This is the seventy-ninth issue in our series of alerts for employers on selected topics in health care reform. (Click here to access our general summary of health care reform and other issues in this series). This series of Health Care Reform Management Alerts is designed to provide an in-depth analysis of certain aspects of health care reform and how it will impact your employer-sponsored plans.
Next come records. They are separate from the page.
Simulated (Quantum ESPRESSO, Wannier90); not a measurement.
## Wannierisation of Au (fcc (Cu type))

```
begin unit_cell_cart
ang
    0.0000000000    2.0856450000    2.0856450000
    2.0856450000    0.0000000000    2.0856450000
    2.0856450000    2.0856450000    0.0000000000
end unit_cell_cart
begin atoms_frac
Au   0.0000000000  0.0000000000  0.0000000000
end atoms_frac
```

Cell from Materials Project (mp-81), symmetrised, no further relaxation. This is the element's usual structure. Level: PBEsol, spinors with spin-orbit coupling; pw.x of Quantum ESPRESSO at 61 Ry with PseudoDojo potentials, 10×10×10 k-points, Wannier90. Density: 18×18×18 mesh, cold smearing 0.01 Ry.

On February 24, 2014, final regulations were jointly issued by the Department of Treasury, Labor, and Health and Human Services (the “Departments”) regarding the prohibition under the Affordable Care Act against group health plans imposing waiting periods in excess of 90 days and amendments to Health Insurance Portability and Accountability Act (“HIPAA”) regulations for Certificates of Creditable Coverage.

90-Day Waiting Period

The final regulations primarily retain the provisions of the proposed regulations issued on March 18, 2013, but also provide certain additional clarifications and exceptions to give employers more flexibility in complying with the 90-day waiting period limitation.  The final regulations apply to group health plans and group health insurance issuers for plan years beginning on or after January 1, 2015.  For plan years beginning in 2014, group health plans and group health insurance issuers may comply with either the proposed regulations or the final regulations.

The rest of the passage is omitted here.